If you were already thinking of moving to OptiX 7 at some point, maybe this is a decent excuse to try it. If that’s not reasonable at the moment, we are expecting the fix for this issue to appear in drivers numbered 495 and higher, a couple of months from now. Apologies for the bump in the road, and thank you kindly for reporting it and sharing repro data. Let me know if you have any questions.


David.

1 Like

Thanks for confirming! Workaround performance is OK and I’ll continue using it for now then.

Sounds good. So one last tidbit, you are manually splitting your image into tiles, is that correct? Just in case this applies to you, one thing to be aware of is that correct tiling with the denoiser needs to have an overlap region between tiles, otherwise you might get seam artifacts at the tile edges. Currently the overlap region is 64 pixels, but the OptiX 7 API has explicit calls to determine the overlap size should it change in the future, and the OptiX 6 internal tiling handles this overlap region for you.

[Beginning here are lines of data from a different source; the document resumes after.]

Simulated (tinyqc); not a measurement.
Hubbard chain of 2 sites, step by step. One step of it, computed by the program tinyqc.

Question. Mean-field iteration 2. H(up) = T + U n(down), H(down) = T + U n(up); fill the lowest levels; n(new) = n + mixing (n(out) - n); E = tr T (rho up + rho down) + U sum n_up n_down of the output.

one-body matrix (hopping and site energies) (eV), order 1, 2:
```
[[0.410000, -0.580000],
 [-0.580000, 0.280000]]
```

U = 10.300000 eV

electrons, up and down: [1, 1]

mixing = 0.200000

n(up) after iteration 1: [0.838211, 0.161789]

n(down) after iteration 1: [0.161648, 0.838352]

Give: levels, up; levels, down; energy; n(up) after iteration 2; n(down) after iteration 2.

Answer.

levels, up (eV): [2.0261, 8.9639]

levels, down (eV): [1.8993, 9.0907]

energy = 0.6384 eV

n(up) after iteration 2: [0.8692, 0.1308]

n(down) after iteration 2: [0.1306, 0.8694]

If your tiles are just separate light maps whose borders are also the tile edges, then you don’t really need to worry about any overlap regions. But if your tile seam goes through the middle of one or more of your light maps or other inputs to the denoiser, then we recommend incorporating the overlap regions into your image splitting & re-merging code.


David.

1 Like

@Mr_F, an update - the denoiser team should have the fix for this in the next driver release, expected some time next week.


David.

1 Like